Bright red, sweet and flavorful, strawberries are one of springs most bountiful and popular crops, and they’re a sure sign to everyone that summer is right around the corner. May is peak season for strawberries along the Crystal Coast although the season runs late April through June. Throughout the season, roadside stands and farmers market load up on the colorful berries and families can be seen at pick-your-own farms shuttling little ones from row to row filling their baskets to brim.

It’s like a family reunion every year, said Sandra Simpson of Simpson’s Farm & Berry Path in Bettie, one of the small, rural communities that make up Carteret County’s Down East region.

“People who came as children with their parents come back as adults each year. We get to see the same people over and over from all over and they always comment on how good the strawberries are,” said Sandra. “It’s very rewarding work because of that. You wouldn’t think so because farming is difficult work, but it really is so rewarding.”

The strawberry season is nostalgic for the Simpsons for another reason – it played a role in their decision in the decision to build the large stand in 2005. The family had sold their vegetables out of a smaller greenhouse and each day during strawberry season, Sandra, who then worked full-time, would bake her popular low sugar strawberry cream pies each evening in the family home.

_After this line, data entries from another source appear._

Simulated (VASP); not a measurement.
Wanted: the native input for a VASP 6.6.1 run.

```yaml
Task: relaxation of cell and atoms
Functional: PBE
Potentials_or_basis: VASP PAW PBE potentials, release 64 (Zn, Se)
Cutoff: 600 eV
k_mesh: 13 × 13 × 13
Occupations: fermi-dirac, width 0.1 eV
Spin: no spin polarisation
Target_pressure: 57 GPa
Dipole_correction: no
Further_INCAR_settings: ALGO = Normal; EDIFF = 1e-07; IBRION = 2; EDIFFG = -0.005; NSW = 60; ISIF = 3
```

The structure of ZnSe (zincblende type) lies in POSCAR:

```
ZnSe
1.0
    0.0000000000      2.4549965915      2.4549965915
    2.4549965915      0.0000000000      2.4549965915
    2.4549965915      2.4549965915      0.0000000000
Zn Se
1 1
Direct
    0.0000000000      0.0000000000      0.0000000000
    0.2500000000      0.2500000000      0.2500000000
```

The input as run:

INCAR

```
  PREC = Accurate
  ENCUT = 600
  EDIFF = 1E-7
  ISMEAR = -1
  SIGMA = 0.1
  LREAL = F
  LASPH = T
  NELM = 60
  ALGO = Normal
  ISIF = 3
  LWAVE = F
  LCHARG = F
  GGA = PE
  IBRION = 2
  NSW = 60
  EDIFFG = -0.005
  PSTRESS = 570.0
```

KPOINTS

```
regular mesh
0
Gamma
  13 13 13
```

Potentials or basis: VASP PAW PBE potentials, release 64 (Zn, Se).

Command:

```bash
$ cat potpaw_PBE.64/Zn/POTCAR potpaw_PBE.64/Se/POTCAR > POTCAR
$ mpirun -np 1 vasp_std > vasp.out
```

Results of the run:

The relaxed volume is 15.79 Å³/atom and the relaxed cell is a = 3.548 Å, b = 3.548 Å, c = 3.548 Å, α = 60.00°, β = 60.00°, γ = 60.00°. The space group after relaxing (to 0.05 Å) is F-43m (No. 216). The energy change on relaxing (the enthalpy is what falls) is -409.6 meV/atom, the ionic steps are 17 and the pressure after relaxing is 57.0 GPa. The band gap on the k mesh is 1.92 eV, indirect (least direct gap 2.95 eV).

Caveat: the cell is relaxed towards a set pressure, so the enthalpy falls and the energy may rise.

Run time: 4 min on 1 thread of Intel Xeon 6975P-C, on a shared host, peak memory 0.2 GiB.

“We got to the point where we were sold out by 11am each morning, I couldn’t make enough to last through the day,” said Sandra.

So the family took a leap of faith, building their larger building and broadening their offering of homemade goods. Now, along with the strawberry pies, shoppers will find chocolate dream bars, pecan pie bars, ginger cookies, tomato pies and yeast rolls.

This year, said Sandra, the family is keeping a close eye on the strawberry crop thanks to the roller coaster weather this winter. Some plants had blooms during the last cold snap, forcing her husband George to take mitigating actions in hopes to protect the plants. And while they won’t be sure how much it impacted the crop, she is sure there will be plenty for pie making season.

The United States is hands down the largest producer of strawberries in the world. In 2014 a whopping 1.3 million tons of strawberries were produced in the U.S. The second highest producer, Turkey, recorded 376,070 tons that same year, and third in line, Spain, produced 291,870 tons. While most of the strawberries found in chain grocery stores come from Florida or California, there are plenty of roadside stands and farms to purchase from directly. And the best part – they’re good for us. Packed with vitamin C, fiber and antioxidants strawberries are sodium free and low in calories. According to WebMD, the fruit can lower blood pressure, increase our good cholesterol and help protect our hearts.

When purchasing strawberries it's always a good idea to visit a local farm. Beyond the importance of supporting local growers, those bought locally will generally have a longer shelf life unlike grocery store fruit which has wasted part of it life in transit. Look out for bright red, plump yet firm berry with a fresh strawberry scent. Size and shape can vary greatly. Just be sure that there aren't many white spots and that the beautiful red color reaches all the way up through the cap. It's important to note that strawberries, like many fruits, do not continue to ripen once it is picked.

For peak freshness, it is best to leave strawberries intact and unwashed until you’re ready to use them. Experts recommend storing them in the refrigerator. It’s ideal to keep them in a single layer on a paper towel, but stacked in a moisture proof container should work fine. Line it with paper towels to help wick away any moisture and keep the strawberries fresh and dry.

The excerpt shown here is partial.